Radiative-transfer modelling of the circumstellar environments of pre-main-sequence stars

Abstract

Circumstellar discs of pre-main sequence stars undergo different processes depending on the nature of the circumstellar environment, which is governed by stellar mass. I have performed numerical simulations of the circumstellar regions of classical T~Tauri stars (CTTs) and Herbig~Ae (HAe) stars using the radiative transfer code TORUS in order to test the paradigm of magnetospheric accretion in CTTs, and to ascertain the nature of the material in the inner regions of HAe discs.
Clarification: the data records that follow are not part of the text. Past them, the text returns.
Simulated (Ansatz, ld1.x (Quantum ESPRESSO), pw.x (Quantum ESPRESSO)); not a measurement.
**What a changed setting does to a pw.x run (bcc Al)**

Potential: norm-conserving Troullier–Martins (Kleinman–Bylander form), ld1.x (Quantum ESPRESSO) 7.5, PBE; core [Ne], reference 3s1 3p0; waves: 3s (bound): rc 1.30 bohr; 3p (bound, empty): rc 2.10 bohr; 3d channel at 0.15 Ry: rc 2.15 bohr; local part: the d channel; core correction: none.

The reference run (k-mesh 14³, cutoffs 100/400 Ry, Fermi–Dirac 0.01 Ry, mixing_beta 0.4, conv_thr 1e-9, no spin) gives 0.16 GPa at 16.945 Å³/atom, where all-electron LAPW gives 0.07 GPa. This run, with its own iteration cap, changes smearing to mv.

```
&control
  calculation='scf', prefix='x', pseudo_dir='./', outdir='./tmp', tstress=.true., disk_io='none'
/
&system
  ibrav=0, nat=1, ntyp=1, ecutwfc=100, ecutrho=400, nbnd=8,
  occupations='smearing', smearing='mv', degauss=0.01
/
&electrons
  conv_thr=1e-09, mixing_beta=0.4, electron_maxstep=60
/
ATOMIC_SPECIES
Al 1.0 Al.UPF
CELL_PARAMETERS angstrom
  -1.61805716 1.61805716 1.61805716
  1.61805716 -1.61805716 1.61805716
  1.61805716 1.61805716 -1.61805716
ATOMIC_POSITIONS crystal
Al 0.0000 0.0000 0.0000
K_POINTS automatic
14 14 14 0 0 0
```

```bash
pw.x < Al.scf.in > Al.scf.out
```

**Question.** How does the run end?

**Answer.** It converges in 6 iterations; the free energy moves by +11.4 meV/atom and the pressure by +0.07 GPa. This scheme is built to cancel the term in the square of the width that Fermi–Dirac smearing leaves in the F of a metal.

The process of magnetospheric accretion (MA) involves disc material attaching to stellar magnetic field lines and impacting the photosphere, producing accretion shocks. When the magnetic field is inclined to the star, disc warps form which periodically occult the photosphere. With specific reference to the CTTs AA Tau I perform three-dimensional MA models to study this variability. By comparing synthetic photometry with observational data I show that the geometry of the system can be constrained. I go on to study Balmer line profiles in the context of MA and disc wind outflows. I present three-dimensional models of a system comprising the star, magnetosphere, disc, and disc wind, producing synthetic line profiles and images. Using these profiles I perform time-series fitting to observational data and demonstrate that the mass accretion rate, mass loss rate, and magnetosphere temperature can be constrained. I show that there is a degeneracy between wind temperature and wind acceleration which require alternative methods to constrain further. While an outflow model alternative to a sole disc wind may produce better fits to observations, MA models reproduce various observational features well.

Finally I test the hypothesis that refractory grains produce the innermost emission in HAe discs. Focussing on the HAe stars MWC 275 and AB Aur, I perform radiative equilibrium modelling to create synthetic images of these objects from which interferometric visibility profiles are produced. I show that the temperatures at which these refractory grains are required to survive are too high to be physically plausible. I also find that silicate dust is shielded when sufficiently high mass fractions of refractory grains are used, enabling the silicates to survive interior to the classical sublimation radius. While refractory dust may provide a significant contribution to the emission observed in these inner regions, this alone is not sufficient.